BBC North America editor is special guest at student lecture
UCLan journalism students conduct virtual interview with Jon Sopel
The BBC North America Editor Jon Sopel has taken part in a special guest session with news and sports journalism students from the University of Central Lancashire (UCLan).
In the virtual interview, Jon was asked a series of questions from students ranging from the current political climate of the United States to the peace process in Northern Ireland and future relations with the UK post Brexit.
As well as taking questions, he also gave advice to the students planning to enter the journalism industry after leaving university.
Jon’s interview was the first Greenbank Lecture; a series launched to help promote the wide variety of media and sports guests who take part in sessions with UCLan Journalism students.
Tutors have made the most of lockdown to attract even more – including TV presenter Gabby Logan, Speaker of the House of Commons Lindsay Hoyle, the BBC’s sports presenter Jane Dougall, Premier League referee Anthony Taylor, Channel 4’s Clare Fallon, commentators John Murray and Jonathan Agnew, and football managers John Coleman and Simon Grayson.

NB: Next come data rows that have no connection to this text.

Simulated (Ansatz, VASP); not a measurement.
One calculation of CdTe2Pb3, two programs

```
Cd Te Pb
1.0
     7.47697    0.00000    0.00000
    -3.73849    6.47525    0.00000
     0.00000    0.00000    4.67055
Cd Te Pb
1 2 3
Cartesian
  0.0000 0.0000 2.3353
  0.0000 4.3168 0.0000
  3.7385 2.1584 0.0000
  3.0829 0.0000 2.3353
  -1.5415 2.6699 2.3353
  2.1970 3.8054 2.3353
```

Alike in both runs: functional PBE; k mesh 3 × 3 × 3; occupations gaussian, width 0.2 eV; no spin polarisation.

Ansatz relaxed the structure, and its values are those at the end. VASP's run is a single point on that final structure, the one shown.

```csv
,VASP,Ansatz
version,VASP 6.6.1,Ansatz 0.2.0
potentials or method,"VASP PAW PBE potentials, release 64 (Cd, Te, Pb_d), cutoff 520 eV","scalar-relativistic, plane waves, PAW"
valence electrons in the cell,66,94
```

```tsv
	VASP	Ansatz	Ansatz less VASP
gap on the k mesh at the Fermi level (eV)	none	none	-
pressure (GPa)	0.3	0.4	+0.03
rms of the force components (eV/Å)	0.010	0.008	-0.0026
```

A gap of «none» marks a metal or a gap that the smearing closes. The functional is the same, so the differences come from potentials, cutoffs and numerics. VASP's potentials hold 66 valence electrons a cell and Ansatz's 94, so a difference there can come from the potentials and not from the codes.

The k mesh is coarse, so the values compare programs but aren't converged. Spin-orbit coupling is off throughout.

In the first of the lectures, Jon told students: “You’ve got to follow your dream, you’ve got to work hard and my advice to aspiring journalists is you’re going to get setbacks.
“You mustn’t be delusional; have a realistic sense of your own skills and talents – can I do this, am I good enough?
“And if you believe you are, and look at yourself in the mirror, and think I can do this; don’t be put off.”
Jon’s first journalism work experience was at local to UCLan, at BBC Radio Lancashire, and he told the students about some of the highlights of his career since joining the BBC in 1983.
"You mustn’t be delusional; have a realistic sense of your own skills and talents – can I do this, am I good enough? And if you believe you are, and look at yourself in the mirror, and think I can do this; don’t be put off."— BBC North America Editor Jon Sopel
One particular highlight was a one-to-one interview with Barack Obama during his presidency.
Jon said he was so nervous before the interview that he took a spare shirt to work in case he spilled coffee on the one he was wearing, and he fluffed his first question so had to start the interview again.
Afterwards, Obama invited him for a walk in the White House Rose Garden and posed for a team photo with the film crew.
Jon said: “I got home that night, elated, and I also cried because I would have so loved to have told my late mum all about this unbelievable day.”
Looking to the future, Jon believes that Donald Trump will not seek the presidency again in 2024 but predicted that the Republican Party would nominate somebody in the image of former twice-impeached President, so his influence in US politics will continue for years to come.
"I admire his work and enthusiasm for American political reporting, and this discussion is something that will encourage me going forward into formal employment. It really was a pleasure to speak with him."— Second year UCLan journalism student Jack Thompson
Second year journalism student Jack Thompson took part in the lecture. He said: “I personally thought that it was fascinating.
“Prior to the interview, I was aware of Jon’s decades-long career and the work he has done as the BBC’s North America Editor. What I enjoyed the most was listening to his stories on interviewing former President Obama and how he believes upcoming journalists can get ahead in the industry.
“I admire his work and enthusiasm for American political reporting, and this discussion is something that will encourage me going forward into formal employment. It really was a pleasure to speak with him.”
The Greenbank Lectures, named after the UCLan building which houses UCLan Journalism, will continue after lockdown with the aim of inspiring all our journalism students.